Law Professor Rachel Moran has been chosen as a U.S. Scholar by the prestigious Fulbright Program. She will travel to South America in the fall of 2024 to study, “Policing in Times of Mass Protest: Lessons from Uprisings in the United States and Chile.”
“I’m very excited to be selected as a Fulbright U.S. Scholar and have the opportunity to spend a semester in Chile,” Moran said. “I’m interested to see what I can learn from my time there and hope I come back with fresh ideas for improving policing in the United States.”
Moran is among more than 800 U.S. citizens who will teach or conduct research abroad during the 2024-25 academic year through the Fulbright U.S. Scholar Program. While in Chile, she will conduct research to compare and contrast the responses of Chilean police to mass political protests in the fall of 2019 with responses of U.S. police to mass political protests in the summer of 2020. The project will also look at the legal and social concerns stemming from those responses and identify better practices for protecting public safety during mass protests.
“I’ve been immersed in police accountability work in Minneapolis and across the U.S. for most of my academic career, but sometimes we forget that other countries too are struggling to build effective law enforcement agencies that both protect public safety and advance human rights,” she said. “Chile is an ideal country for comparative study because it experienced mass political protests very near in time to those in the United States.”

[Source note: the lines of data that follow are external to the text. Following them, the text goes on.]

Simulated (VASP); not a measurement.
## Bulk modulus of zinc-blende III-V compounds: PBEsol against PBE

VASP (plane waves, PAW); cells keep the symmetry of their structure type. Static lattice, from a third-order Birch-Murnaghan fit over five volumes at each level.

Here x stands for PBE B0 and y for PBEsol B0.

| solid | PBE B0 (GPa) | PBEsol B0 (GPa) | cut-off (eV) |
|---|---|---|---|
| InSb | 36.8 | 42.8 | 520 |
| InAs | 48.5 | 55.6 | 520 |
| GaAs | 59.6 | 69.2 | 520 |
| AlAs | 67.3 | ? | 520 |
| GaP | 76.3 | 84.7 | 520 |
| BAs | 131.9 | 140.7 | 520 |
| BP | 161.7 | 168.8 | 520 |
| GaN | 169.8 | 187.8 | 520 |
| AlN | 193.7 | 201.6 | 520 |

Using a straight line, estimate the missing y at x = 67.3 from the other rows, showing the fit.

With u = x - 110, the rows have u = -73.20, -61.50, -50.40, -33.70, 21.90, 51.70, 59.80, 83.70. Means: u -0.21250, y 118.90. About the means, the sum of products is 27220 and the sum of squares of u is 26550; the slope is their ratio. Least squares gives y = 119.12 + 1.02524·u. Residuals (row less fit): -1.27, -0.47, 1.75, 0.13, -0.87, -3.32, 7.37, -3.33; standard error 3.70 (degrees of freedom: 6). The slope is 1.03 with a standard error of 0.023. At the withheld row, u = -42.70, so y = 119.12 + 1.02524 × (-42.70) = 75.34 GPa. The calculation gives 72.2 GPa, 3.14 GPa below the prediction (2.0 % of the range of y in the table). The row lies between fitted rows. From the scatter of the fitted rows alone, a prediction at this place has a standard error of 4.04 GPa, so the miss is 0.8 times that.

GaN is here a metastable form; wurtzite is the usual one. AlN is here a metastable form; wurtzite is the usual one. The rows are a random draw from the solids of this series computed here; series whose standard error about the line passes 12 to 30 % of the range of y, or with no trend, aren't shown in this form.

Moran will be hosted by the Universidad de los Andes in Santiago, a longtime university and law school partner, where she will collaborate with two of the university’s criminal law professors in her research. Moran will also teach a seminar course for undergraduate and graduate students on police powers and abuses. It will be based on a course she teaches at St. Thomas, Controversies in Policing.
“I have found that students in the U.S. are eager not only to engage with substantive law on difficult topics related to policing, but to learn how to dialogue well on polarizing topics like police violence and protests,” Moran said. “I look forward to both learning from and contributing to this type of dialogue with a group of students from outside the United States, who will undoubtedly bring different perspectives to issues like policing and free speech.”
Once Moran returns, she says she will publish her research and seek out opportunities to present her findings at national and international conferences.
“Both the teaching and research components of this project have significant potential to contribute to the public good by advancing understanding of the causes of and solutions to police violence, especially during times of political protest,” she said.
St. Thomas Law Professor Rachel MoranBoth the teaching and research components of this project have significant potential to contribute to the public good by advancing understanding of the causes of and solutions to police violence, especially during times of political protest.”
Moran is a highly regarded legal scholar, particularly on the topics of police accountability, policing reform and public access to records of police misconduct. Her work has been published in top journals, and she is often sought out by local and national media to comment on criminal justice issues.
“Professor Moran is an excellent attorney, a generous colleague and an accomplished scholar,” said Robin Walker Sterling, a professor at Northwestern Pritzker School of Law in Chicago, who worked with Moran at University of Denver Sturm College of Law and wrote a letter of recommendation to the Fulbright Program. “She puts the quest for social and racial justice at the center of her teaching and scholarship. Professor Moran is an extraordinary scholar and teacher who inspires her students to continue to pursue justice despite overwhelming odds.”
Moran is the first law school faculty member to be named a Fulbright U.S. Scholar. In 2017, law student Christina Espey-Sundt ’17 J.D. received a Fulbright scholarship to study international refugee and migration law at Vrije University in Amsterdam. Professor Teresa Collett was selected as a Fulbright Specialist in 2022 and traveled to Chile to conduct research as a constitutional law scholar, also at the Universidad de los Andes.
The Fulbright Program is the U.S. government’s flagship international educational exchange program and is supported by the people of the U.S. and partner countries around the world. The Fulbright Program is funded through an annual appropriation made by the U.S. Congress to the U.S. Department of State’s Bureau of Educational and Cultural Affairs. Participating governments and host institutions, corporations, and foundations around the world also provide direct and indirect support to the program. In the U.S., the Institute of International Education supports the implementation of the Fulbright U.S. Student and Scholar Programs on behalf of the U.S. Department of State, including conducting an annual competition for the scholarships.